Members of the 1950s Winona Chiefs baseball club were, by all accounts, treated like movie stars during pro baseball's peak years of popularity in Winona.

Fans flocked to games by the thousands. Images of the players floated around town on posters, trading cards and newspaper pages. Chiefs manager Hugh Orphan allegedly claimed that the hardest part of his job was keeping his popular, young, single players focused on baseball instead of their adoring fan base (mostly young women).

When the era of movie stardom for ball players departed Winona, the Chiefs returned to lives of quiet obscurity and family values.

All but one, that is.

Gabby Horman was perhaps the most popular Chiefs player of the 1950s, with the young ladies of Winona especially. In addition to starting as catcher for the local club, Horman was an aspiring rockabilly musician.

Often, Horman would take the mound after Chiefs victories for impromptu concerts. Whether to listen to his crooning of the self-written tune "Moon Over Sugar Loaf," or simply to admire his good looks, young ladies flocked to the field for these post-game performances.

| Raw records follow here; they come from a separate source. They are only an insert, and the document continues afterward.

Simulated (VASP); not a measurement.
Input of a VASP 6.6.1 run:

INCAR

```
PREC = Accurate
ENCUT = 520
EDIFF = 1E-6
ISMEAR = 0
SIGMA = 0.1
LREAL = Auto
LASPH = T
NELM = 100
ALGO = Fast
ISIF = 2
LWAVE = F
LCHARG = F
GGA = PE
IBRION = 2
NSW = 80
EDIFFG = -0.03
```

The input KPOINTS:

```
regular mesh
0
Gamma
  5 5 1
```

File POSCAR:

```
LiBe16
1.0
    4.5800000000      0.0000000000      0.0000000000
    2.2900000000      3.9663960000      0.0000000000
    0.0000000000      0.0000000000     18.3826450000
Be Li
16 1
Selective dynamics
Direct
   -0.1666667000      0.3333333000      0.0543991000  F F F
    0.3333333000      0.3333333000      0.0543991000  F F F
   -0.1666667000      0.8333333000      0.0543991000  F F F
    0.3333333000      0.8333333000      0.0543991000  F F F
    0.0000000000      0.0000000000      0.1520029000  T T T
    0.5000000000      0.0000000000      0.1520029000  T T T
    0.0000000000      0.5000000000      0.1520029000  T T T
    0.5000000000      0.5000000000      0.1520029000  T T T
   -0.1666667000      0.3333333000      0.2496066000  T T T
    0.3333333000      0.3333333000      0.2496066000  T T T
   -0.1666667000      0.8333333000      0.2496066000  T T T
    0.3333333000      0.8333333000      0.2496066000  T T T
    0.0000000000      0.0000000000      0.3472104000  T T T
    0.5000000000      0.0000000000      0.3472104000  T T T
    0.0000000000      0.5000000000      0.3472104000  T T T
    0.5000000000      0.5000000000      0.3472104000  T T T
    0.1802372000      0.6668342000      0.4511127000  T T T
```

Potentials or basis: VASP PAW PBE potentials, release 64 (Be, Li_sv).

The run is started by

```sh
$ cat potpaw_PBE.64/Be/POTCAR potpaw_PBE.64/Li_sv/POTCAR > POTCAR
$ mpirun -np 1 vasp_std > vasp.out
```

Legend has it that Horman, in true Conrad Birdie fashion, lifted the heart rate of every woman in Winona whenever he passed them on the street. Some ladies, eager for a personal slice of Horman's hunk-pie, called him out of the blue.

This was fine and dandy for Horman and his followers, but the poor Winona family whose phone number was just a digit away from Horman's didn't appreciate the phenomenon.

Once, when the mother of this family told a mistaken caller that Horman didn't live in her home, the caller angrily replied, "Oh! You just want to keep him all for yourself!" then hung up, stricken with heartache.

Horman's reign of fame in Winona was short-lived. When the Chiefs' popularity waned, Horman and many other players skipped town to find bigger fields, paychecks, or, in Horman's case, stages.

This is the point where Winona's collective memory has forgotten the so-called "Crooning Catcher." Yet Horman's legend did not die when he left Winona.

Only his name did.

Horman, hoping to break into the rockabilly scene, took on the pseudonym Webb Foley (combining the names of famous country musicians Webb Pierce and Red Foley).

As Webb Foley, Winona's beloved crooner put together an entirely respectable music career, recording with such artists as The Jordanaires (Elvis Presley's frequent collaborators) and touring side-by-side with Rockabilly Hall of Fame inductee Dennis Puckett.

At the time, Foley's touring life wasn't quite as glamorous as his streak of fame in Winona.

"I know that Gabby wasn't paid much," said Puckett. "he pulled a trailer behind his Buick convertible. If we wanted to sleep, we'd go back there and put a canvas top over the instruments and have a sleep."

But nowadays, Foley's career has gathered a sense of mystique among record collectors. Rare Webb Foley 45s sell on eBay for hundreds of dollars. A compact disc collection of his recordings with the Jordanaires is available right now on eBay: for the low, low price of $199.95.

Horman's songs, including "Little Bitty Momma," "Makin Plans," "The Last Thing On My Mind," and many others, represent an important moment in the formative years of rock-and-roll music.

Foley was outdone by Elvis Presley, who shared his interest in rockifying country tunes, but nonetheless maintains a high reputation among record collectors.

"Webb Foley was an obscure and honestly underrated 50s rock-and-roll performer whose music ranges from Elvis Presley-style rockabilly to Johnny Cash-style country," said one website offering Foley's 45s for sale. "After playing with people like Dennis Puckett, the Stinson Brothers, Floyd Cramer and Boots Randolph, Webb Foley unfortunately faded into anonymity."

In honor of the lovelorn young lady who was denied her chance to talk to the studly Gabby Horman on the telephone, I checked to see if the supposedly anonymous Webb Foley was in the phone book.

He is.

In Nashville, Tennessee.

Where else, really, would a 79-year-old rockabilly star choose to retire?

But alas, some things never change. I called the Foley home in Nashville, only to have Mrs. Ruth Foley, Webb's wife, inform me that she didn't know where her husband was. Or when he'd be back.

And thus, I was denied my slice of retired rockabilly hunk pie. In my mind, Gabby Horman a.k.a. Webb Foley is on the road again, playing "Moon Over Sugar Loaf" for whomever will listen, sleeping on top of his instruments, recalling his glory days as Winona's crooning catcher, and feeling young.

"He loved his time in Winona, he talked about it all the time," the timid Mrs. Foley told me.

Finally, Winona can return that favor to this long-lost, name-changed, heartbreak kid.

This is the final installment in a five-part series that explored the great characters of Winona's baseball legacy.